City Commits To Major Jamaica Bay Improvements
Mayor Bloomberg, the City Department of Environmental Protection, the State Department of Environmental Conservation, and four environmental groups last week announced an agreement in-principle to significantly improve the health of Jamaica Bay through major sewage treatment plant upgrades and investments in marsh restoration.
“Today marks a new beginning for Jamaica Bay – an amazing recreational and economic resource for New Yorkers,” said Lawrence Levine, staff attorney for the Natural Resources Defense Council (NRDC). “The city has committed to address the biggest source of pollution that has plagued Jamaica Bay for decades. We look forward to continuing to work with Mayor Bloomberg and Commissioner Holloway to turn today’s historic commitments into reality.”
“Jamaica Bay is without question one of the most bountiful wildlife habitats in the entire Northeast,” said the mayor. “It is important to the people who live in the area for its rich biodiversity, the recreation it offers, and the protection the marshlands provide from flooding.”
This announcement follows months of intensive negotiations among the city, state, and environmental groups represented by the NRDC as legal counsel — plus Jamaica Bay Eco Watchers, American Littoral Society and NY/NJ Baykeeper — over alleged permit violations at four city sewage treatment plants, which currently discharge levels of nitrogen pollution into Jamaica Bay that are among the highest in the world.

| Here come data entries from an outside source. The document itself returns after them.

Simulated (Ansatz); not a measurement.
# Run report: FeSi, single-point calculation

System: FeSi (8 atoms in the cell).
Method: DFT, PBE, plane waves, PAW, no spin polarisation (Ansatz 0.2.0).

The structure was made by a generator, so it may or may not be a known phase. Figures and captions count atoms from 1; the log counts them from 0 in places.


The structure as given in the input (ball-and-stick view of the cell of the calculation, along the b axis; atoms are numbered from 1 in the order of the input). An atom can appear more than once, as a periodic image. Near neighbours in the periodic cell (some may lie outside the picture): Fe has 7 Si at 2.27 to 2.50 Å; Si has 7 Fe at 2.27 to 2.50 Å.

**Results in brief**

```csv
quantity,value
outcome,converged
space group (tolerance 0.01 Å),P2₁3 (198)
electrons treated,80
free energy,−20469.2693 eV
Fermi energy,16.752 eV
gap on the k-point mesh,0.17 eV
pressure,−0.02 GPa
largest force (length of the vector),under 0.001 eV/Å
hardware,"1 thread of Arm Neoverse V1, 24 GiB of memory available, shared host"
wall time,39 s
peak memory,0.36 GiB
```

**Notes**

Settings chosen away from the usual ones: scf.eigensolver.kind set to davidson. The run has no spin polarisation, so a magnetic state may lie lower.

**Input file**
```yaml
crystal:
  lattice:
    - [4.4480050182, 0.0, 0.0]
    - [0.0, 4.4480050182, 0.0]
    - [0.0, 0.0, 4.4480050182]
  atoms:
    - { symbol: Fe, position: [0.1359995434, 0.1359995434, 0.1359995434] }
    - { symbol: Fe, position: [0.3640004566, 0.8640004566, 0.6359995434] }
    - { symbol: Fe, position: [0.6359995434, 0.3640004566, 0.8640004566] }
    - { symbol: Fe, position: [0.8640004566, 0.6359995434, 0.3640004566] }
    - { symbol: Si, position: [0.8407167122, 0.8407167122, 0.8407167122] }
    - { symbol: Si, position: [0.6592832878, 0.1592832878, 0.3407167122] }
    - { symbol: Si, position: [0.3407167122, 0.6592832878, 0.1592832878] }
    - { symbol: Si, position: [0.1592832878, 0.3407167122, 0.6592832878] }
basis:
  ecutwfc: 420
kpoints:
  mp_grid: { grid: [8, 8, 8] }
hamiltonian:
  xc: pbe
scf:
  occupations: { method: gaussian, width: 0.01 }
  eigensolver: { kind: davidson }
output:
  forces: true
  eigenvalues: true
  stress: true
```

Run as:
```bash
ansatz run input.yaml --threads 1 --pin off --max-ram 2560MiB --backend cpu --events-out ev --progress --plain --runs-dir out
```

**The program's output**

Last Thursday’s announcement is a critical milestone in the effort to restore the Bay. The groups will continue over the next several months to work with the city and state to finalize the agreement, in a way that ensures long-term implementation of a 10-year water quality improvement plan and can help secure federal funding to back up the city’s efforts.
Specifically, the agreement-in-principle announced today includes commitments from the city to:
• Upgrade four sewage treatment plants — including the one at Ralph and Flatlands avenues — to drastically reduce nitrogen discharges to the bay, on a schedule running through 2020
• Spend at least $15 million on marsh restoration over the next five years;
• Resolve a long-running dispute over the city’s Clean Water Act permits by agreeing to new, stricter permit terms that will lock in the treatment plant upgrades, and the resulting water quality improvements, into the future
• Improve water quality monitoring in the bay, which may include using new equipment to provide continuous, realtime information on conditions in the bay.
Nitrogen discharges from the sewage treatment plants are the biggest cause of the severe water quality problems in Jamaica Bay. The plants discharge nearly 40,000 pounds of nitrogen into the bay daily, which cause harmful algae blooms that frequently render portions of the bay inhospitable to marine life and unusable for people. There is also mounting evidence that elevated nitrogen levels contribute to the rapid and accelerating loss of the bay’s signature marshlands, which provide not only invaluable wildlife habitat but also shoreline erosion control and a protective flood barrier to the neighborhoods ringing the bay.
Jamaica Bay is considered the crown jewel of the city’s ecological resources, with more than 25,000 acres of water, marsh, meadowland, beaches, dunes and forests in Brooklyn and Queens. The bay is a diverse ecological resource that supports multiple habitats, including open water, salt marshes, grasslands, coastal woodlands, maritime shrublands, and brackish and freshwater wetlands. These habitats support 91 fish species, 325 species of birds, and many reptile, amphibian, and small mammal species.
It is also home to various endangered and threatened species – from sea turtles to peregrine falcons. More than a half million New Yorkers live near Jamaica Bay, which is a popular fishing and boating area.
Dan Mundy of Jamaica Bay Eco Watchers said, “The upgrades to the wastewater treatment plants that this agreement will require will ensure significant nitrogen loading reductions are achieved at this critical juncture in the future of Jamaica Bay.”
“Jamaica Bay is a national treasure that has been degraded and put at risk because of excessive pollutants harming its delicate tidal ecosystem,” said New York State Department of Environmental Conservation Commissioner Grannis. “This agreement puts in place a critical and comprehensive program to bring back the bay – improving water quality, restoring it as a premier wildlife refuge, and continuing to provide generations of New Yorkers with a refuge of their own.”
“This agreement holds great promise to bring cleaner water to Jamaica Bay,” said Don Riepe, Director of American Littoral Society, Northeast Chapter. “We are encouraged by our discussions over the last several months and the work we’ve been able to do with the city towards cleaning up serious sources of pollution.”